Full article: Euro Officials Begin to Weigh Greek Exit as Euro Weakens (Update 1) (Bloomberg)
‘Germany Has Been the Winner in the Globalization Process’
SPIEGEL: What advice would you give Merkel and her counterparts? Should they tear the euro zone apart?
Rogoff: No, certainly not. We are talking about bending not breaking, with one or more periphery countries allowed to leave temporarily in order to enjoy greater flexibility. There is currently no simple solution for this unparalleled crisis. The big mistakes were made in the 1990s.
SPIEGEL: Does that mean the whole idea of the euro was a mistake?
Rogoff: No, a common currency for countries like Germany and France was a reasonable risk, given the political dividends. But it was a grave mistake to bring all the south European states into the euro zone purely for reasons of political union. Most of them were not ready for it economically.
SPIEGEL: That may well be, but the fact is that now they are part of the monetary union, and that can’t simply be unravelled.
Rogoff: Which is why there is only one alternative: Either the euro completely collapses — with all the catastrophic consequences that would entail — or the core members of the currency union manage to turn the euro zone into a genuine political union.
SPIEGEL: Europe has recently agreed on a fiscal compact committing all members to better budgetary discipline. Is that a step in the right direction?
Rogoff: Yes, but it will by no means suffice. All this treaty does is give the markets the temporary illusion that the problems have been solved for now. It has achieved nothing more than that.
SPIEGEL: What is needed instead?
Rogoff: What the monetary union needs more than anything is a central government, including a a finance minister, with significant tax and spending authority. The individual countries should also stop insisting on national control of banking regulation. That is a matter that should be dealt with exclusively at European level.

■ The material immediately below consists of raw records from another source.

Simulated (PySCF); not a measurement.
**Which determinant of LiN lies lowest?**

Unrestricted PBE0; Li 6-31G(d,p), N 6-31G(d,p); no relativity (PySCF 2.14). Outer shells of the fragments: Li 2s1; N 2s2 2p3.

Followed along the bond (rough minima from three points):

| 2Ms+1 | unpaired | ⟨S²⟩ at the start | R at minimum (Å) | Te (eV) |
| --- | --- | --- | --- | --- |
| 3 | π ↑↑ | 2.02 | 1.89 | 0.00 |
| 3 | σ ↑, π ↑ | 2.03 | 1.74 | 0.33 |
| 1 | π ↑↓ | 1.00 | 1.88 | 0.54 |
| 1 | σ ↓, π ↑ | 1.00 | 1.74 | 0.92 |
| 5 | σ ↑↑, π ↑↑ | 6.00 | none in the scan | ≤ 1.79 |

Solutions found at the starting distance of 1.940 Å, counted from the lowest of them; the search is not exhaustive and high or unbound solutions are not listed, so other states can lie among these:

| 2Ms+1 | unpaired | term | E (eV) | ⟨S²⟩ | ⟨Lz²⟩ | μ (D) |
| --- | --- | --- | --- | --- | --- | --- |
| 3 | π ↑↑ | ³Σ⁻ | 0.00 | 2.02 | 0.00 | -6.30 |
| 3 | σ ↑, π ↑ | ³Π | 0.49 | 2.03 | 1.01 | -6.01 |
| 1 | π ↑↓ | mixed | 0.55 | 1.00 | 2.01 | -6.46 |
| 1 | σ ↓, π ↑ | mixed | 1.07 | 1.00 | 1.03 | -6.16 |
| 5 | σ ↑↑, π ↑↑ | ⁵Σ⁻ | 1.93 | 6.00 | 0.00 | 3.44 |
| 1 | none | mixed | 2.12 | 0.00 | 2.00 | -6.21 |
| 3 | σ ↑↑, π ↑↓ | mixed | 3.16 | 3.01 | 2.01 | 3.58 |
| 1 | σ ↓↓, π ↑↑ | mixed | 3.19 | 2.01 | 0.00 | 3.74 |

SPIEGEL: Do you honestly believe that the countries in the euro zone can bring themselves to hand over that much more power to Brussels?
Rogoff: The terrible thing is that few countries in Europe seem genuinely prepared for that. Those politicians who know what is needed keep quiet, fearing opposition from the voters. But the pressure of this crisis will create a momentum whose scope and impact we cannot yet imagine. At the end of the day, the United States of Europe may well come about a lot quicker than many would have thought.